Tuesday, December 10, 2013

Lawrence Welk


I'm a forty-four year old man and often on Saturday nights I watch The Lawrence Welk Show.  My local PBS station airs it from six o'clock to seven o'clock.  Most people would say it's a show for senior citizens, but I thoroughly enjoy it.  I look forward to it.  Right before it starts, I usually open a bottle of wine and sip a glass as I watch and have a gay time. 

I love the 1950s and 60s jazz and musical numbers.  I love the visible orchestra seated in the background.  I love the smiling female singers with their perfectly curled up at the ends hair and the smiling male singers with their perfectly parted to the side hair.  I love their outfits and costumes. I love the choreographed dancing.  I love the sets suggesting a scene and the cyclorama lighting the back wall. I love Lawrence Welk's Norwegian American accent. I love the gayness of the men dancing in effeminate costumes.  I love the campy, cheesy, happy wholesomeness of the mid-century Hollywood production.   

The show beckons me to another era, another reality, both of them artificially constructed through the magical escape that is The Lawrence Welk Show. 
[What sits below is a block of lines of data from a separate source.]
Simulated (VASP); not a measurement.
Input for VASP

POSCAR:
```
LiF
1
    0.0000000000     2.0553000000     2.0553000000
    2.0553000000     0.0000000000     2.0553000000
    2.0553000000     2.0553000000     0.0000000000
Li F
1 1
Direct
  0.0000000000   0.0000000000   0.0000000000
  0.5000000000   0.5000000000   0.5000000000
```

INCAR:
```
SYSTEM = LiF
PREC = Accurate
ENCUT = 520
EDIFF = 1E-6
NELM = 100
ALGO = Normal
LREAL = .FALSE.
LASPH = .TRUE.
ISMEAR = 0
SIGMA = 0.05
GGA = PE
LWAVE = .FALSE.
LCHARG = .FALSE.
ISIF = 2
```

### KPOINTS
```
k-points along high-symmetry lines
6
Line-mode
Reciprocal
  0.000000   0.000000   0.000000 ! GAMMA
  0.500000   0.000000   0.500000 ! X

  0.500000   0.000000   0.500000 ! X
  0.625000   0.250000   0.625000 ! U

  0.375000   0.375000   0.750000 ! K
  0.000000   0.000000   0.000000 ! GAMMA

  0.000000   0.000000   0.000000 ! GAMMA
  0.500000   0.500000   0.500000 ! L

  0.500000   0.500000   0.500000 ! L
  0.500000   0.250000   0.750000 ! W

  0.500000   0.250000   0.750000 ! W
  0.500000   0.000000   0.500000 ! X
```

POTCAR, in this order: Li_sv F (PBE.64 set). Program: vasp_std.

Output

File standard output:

I watched the show as a boy on Saturday nights and so perhaps there is a nostalgic quality to it for me.  The happy theatricality Lawrence Welk created and shared with the world seemed glamorous compared to the small farming town in which I grew up.  The show made me realize that there are other realities out there, realities that people create for themselves, realities that I can create for myself. 

Too some extent, life is a performance.  As George Bernard Shaw wrote, “We create our lives.”   

Even now the show appeals to me for the same reason: shiny, happy people singing and dancing and acting and making their living through performance and I assume loving their living.  Maybe that's why I love it.  The Lawrence Welk Show is a reminder to me of people living joyfully because they have followed their passion.  I know it's an illusion.  They had their suffering just like we all do.  It wasn't all bubble and champagne and waltzes and colorful blinking lights.  But for the sake of their art, they set aside their discontent and faked it if they had to, because that is what performers often must do to create the illusion.

So if you're looking for a surprisingly good time, open a bottle of wine, kick back, relax, and get happy with The Lawrence Welk Show.  Or better yet, come on over, and we'll party together, Lawrence Welk Style!